AUBEPINE-ACACIA/ CREED (1965)
The lemon mimosa. For an entirely different take on the mimosa tree, there is always Aubépine Acacia from the Creed Private Collection series (typically very atypical scents that are as unusual as they are expensive). Les Senteurs, which is one of the only places to stock this scent, describes it as ‘a return to a more gracious age’, the ‘scent of country hedges enhanced with powdery acacias and mimosa’, and the scent is a refreshing alternative to more traditional, powdery mimosas. Starting with a very sharp, citric and green chord of lemon, bergamot, pine and galbanum, the perfume gradually reveals the warm, almond-milk caress of hawthorn flowers and mimosa over hay and ambergris. Fresh, distinctive, and ideal on either sex.
MIMOSAIQUE / PARFUMS NICOLAI (1992)
It has been a pleasure getting acquainted with the Nicolai collection: clear, well made perfumes not to think about, just wear (there are no ‘concepts’). Mimosaïque is a delicious, honeyish mimosa – a short, somewhat room freshener-like top note soon cedes to a very real, fluffed up mimosa that is rather gorgeous. Underlying it is a rich, powdery, vanilla base (the perfumer, Patricia de Nicolai is the granddaughter of Pierre Guerlain, let’s not forget), so bear this in mind if you were hoping for a lighter mimosa scent.
FARNESIANA/ CARON (1947)
This obscure mimosa-vanilla from the house of Caron couldn’t be more different from Champs Elysées and its hard Parisian mademoiselle pretentions. Where the Guerlain mimosa is all about the city and perfect appearances, Farnesiana is a sweet, emotive, maternal refuge from all harshness and external pressure: a perfume to nuzzle, cradle; regress with. The blend gets its name from the latin name for mimosa (Acasiosa Farnesiana), the flower at the heart of this scent. And the mimosa note in Farnesiana is perhaps the most perfect of all mimosas, the absolute essence of the flowers. Place just a drop of this elixir on your skin and the heart-rending, powdery mimosa blossoms smile only briefly though before being subsumed in a very edible note of almonds and the roundest, gentlest, but slightly smoky, vanilla. This is not a ‘gourmand’ though (despite its intimations of cherry bakewells) – it is far too eccentric. Somehow Farnésiana is not in the least seductive – it is rather a lovely, melancholic escape from all that; the self as confection, a perfume to wear when alone. Despite its deliciousness, a strangely cold perfume.
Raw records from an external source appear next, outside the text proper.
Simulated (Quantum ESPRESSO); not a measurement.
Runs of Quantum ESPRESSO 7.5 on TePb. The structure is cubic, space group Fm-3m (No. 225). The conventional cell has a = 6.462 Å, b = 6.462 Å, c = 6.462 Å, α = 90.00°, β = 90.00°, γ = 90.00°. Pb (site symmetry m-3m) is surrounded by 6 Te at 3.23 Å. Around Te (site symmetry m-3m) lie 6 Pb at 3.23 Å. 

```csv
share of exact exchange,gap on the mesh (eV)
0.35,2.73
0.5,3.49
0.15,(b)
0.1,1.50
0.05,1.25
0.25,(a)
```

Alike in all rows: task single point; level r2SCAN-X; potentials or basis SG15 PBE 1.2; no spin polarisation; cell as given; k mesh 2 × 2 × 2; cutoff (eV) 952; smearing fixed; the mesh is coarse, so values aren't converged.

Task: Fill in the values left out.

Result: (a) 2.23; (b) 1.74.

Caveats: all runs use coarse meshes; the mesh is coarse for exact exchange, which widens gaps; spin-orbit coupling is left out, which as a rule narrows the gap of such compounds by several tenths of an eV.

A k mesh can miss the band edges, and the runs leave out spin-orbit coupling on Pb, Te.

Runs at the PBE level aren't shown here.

CHAMPS ELYSEES/ GUERLAIN (1996)
Impervious chic glassiness; a cold, aloof beauty somewhat anomalous in the Guerlain lineup – no powdered gourmand tones, no hint of odalisque here. Champs Elysées came out in the mid nineties as part of a mini neo-classical trend; along with Cartier’s So Pretty and their American equivalents, Estee Lauder‘s Pleasures and White Linen Breeze, it heralded a new, rain-clear floralcy; well-mannered to a fault; prim, upright, petals-and-leaves for the lady. Champs Elysées is the best of this type; a perfectly balanced mimosa-floral that gleams with the tonic green of spring; sharp, penetrating blackcurrant leaves and buddleia, over a clarified, wistful mimosa, sharp, green rose, and almond blossom/ hibiscus; a very unique perfume that I recommend if you want to smell classical, in control, but feminine – its sexual impermeability is strangely enticing. A lady at a Japanese department store told me that although this perfume attracts fewer buyers now than it once did, those that wear it will wear it for life. By now probably deserving of classic status.